Danson, who on November 10, 1999, received a star on the Walk of Fame, created some hullabaloo with his risqué monologue in blackface at a Friars Club Roast, in 1993. The performance was said to be in honor of Whoopi Goldberg and Goldberg herself stated she wrote the skit stage show. The board member of Futures for Children enjoys tap dancing and was once drafted to run for Arizona’s First Congressional District against Republican incumbent Rick Renzi.
Privately, Danson was once married to Randy Danson (1970 - 1975) and Cassandra Coates (Casey Coates-Danson, 1977-1993, had two daughters). He also had a relationship with actress/comedienne Whoopi Goldberg while still married to Coats (from 1992 to 1994). Currently, he is married to Mary Steenburgen and is the father to Steenburgen’s stepchildren.
Childhood and Family:
Ted Danson was born Edward Bridge Danson III on December 29, 1947, in San Diego, California, to Edward B. Danson (prominent museum director and archaeologist) and Jessica Danson. He grew up near a Navajo reservation in Arizona.

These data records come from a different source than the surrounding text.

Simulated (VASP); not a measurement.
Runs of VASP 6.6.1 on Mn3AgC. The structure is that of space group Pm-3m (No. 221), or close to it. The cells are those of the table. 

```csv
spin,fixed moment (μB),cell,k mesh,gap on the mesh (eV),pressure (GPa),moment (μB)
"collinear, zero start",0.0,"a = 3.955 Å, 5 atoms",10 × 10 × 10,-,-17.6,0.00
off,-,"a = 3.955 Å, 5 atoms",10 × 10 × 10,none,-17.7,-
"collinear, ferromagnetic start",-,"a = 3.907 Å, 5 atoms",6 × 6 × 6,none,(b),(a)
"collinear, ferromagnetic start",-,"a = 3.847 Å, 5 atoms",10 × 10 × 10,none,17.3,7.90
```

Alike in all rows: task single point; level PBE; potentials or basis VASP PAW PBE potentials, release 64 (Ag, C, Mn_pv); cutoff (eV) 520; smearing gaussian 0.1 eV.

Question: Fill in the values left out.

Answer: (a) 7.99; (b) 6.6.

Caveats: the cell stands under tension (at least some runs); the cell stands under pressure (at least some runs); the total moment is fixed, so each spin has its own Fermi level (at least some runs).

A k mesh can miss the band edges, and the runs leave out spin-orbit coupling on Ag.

In 1961, Ted was sent to the Kent School for Boys in Connecticut, where he became a basketball star. However, he became interested in drama while studying at Stanford University. Two years later, he transferred to the Carnegie-Mellon University in Pittsburgh to study Drama. After earning his Bachelor’s degree, Ted pursued an acting career and later went to the Actors Institute, in L.A., to study drama under Dan Fauci.
As for his private life, Ted was once married to Randy Danson (August 1970 - 1975) before marrying designer Cassandra Coates (Casey Coates-Danson) on July 30, 1977. During the birth of their first child, Kate Danson (born on December 24, 1979), Casey suffered a paralyzing stroke, causing Ted to leave acting for six months to nurse her. They also had another daughter, Alexis Danson (born in 1985).
In June 1993, the couple divorced and Ted later married his Pontiac Moon (1994) costar, Mary Steenburgen, on October 7, 1995. He is the stepfather to Mary’s daughter and son.
Ted Danson kicked off his professional acting career in the Off-Broadway play “The Real Inspector Hound” (1972) and then in Joseph Papp’s Shakespeare-in-the-Park production of “The Comedy of Errors.” Quickly debuting on the small screen, he joined the cast of the NBC daytime drama “Somerset” (1975-1976), as Tom Conway.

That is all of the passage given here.